Minority carriers in a Schottky diode

[AMsolar]

Say I have a schottky diode with n type semiconductor. Why can't electrons from the metal flow to the valance band of the semiconductor?

If I reverse bias the schottky diode, the valance band may be higher than the fermi level at the contact, and electrons should be able to flow from metal to the semiconductor. Consequently the reverse saturation current should increase. Could anyone explain?

Thanks

 

[spf]

Say I have a schottky diode with n type semiconductor. Why can't electrons from the metal flow to the valance band of the semiconductor?

The electrons cannot flow from the metal to the valence band of the semiconductor because the valence band of the semiconductor is full. It's a n-type semiconductor, so it has an excess of electrons and thus electrons in the conduction band but no holes in the valence band.

In case you meant the conduction band and not the valence band of the semiconductor : the electrons cannot flow from the metal to the conduction band of the semiconductor because a potential barrier forms at the contact between the metal and the semiconductor. In theory, it's height can be calculated as the difference between the work function of the metal and the electron affinity of the semiconductor. (In practice, the height depends more on the microstructure of the contact layer.) In order to cross this barrier, the electrons either have to tunnel through it or be thermally activated to jump over it. Only extremely few electrons manage to do it.

If I reverse bias the schottky diode, the valance band may be higher than the fermi level at the contact, and electrons should be able to flow from metal to the semiconductor. Consequently the reverse saturation current should increase. Could anyone explain?

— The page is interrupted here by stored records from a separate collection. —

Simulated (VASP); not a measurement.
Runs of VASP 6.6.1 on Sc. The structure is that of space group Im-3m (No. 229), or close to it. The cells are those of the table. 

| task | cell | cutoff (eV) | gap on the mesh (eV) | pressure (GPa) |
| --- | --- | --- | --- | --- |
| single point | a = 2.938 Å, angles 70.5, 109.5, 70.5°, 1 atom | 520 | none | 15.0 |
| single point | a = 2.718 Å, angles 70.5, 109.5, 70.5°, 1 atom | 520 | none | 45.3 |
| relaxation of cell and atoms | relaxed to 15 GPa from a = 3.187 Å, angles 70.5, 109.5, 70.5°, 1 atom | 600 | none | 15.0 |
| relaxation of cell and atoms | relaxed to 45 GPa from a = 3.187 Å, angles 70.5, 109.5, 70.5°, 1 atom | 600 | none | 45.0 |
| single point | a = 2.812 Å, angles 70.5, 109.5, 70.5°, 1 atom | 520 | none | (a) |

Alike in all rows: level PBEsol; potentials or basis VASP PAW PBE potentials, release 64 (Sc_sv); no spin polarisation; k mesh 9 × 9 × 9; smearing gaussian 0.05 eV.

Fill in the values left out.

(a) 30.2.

It doesn't matter how much you reverse bias the diode, the potential barrier height (as seen from the side of the metal) always stays the same as it is caused by the surface charge double layer at the contact. Thus, the Fermi level of the metal which raises with increasing reverse bias pulls up the edge of the conductance band correspondingly. This is for example shown in Figure 2.9 in

http://gorgia.no-ip.com/phd/html/thesis/phd_html/node3.html#SECTION00321000000000000000

However, even if the height of the potential barrier stays the same, I guess (but I'm not sure) that its width becomes smaller making the tunneling more probable and thus increasing the current. (Maybe somebody else can comment on this?) Finally, if you increase the reverse voltage high enough. a breakdown occurs which usually destroys the diode, see

http://en.wikipedia.org/wiki/Avalanche_breakdown

Very interesting is also

http://www.dei.unipd.it/~gauss/Download/SCHOTTKY.pdf

Hope that helps.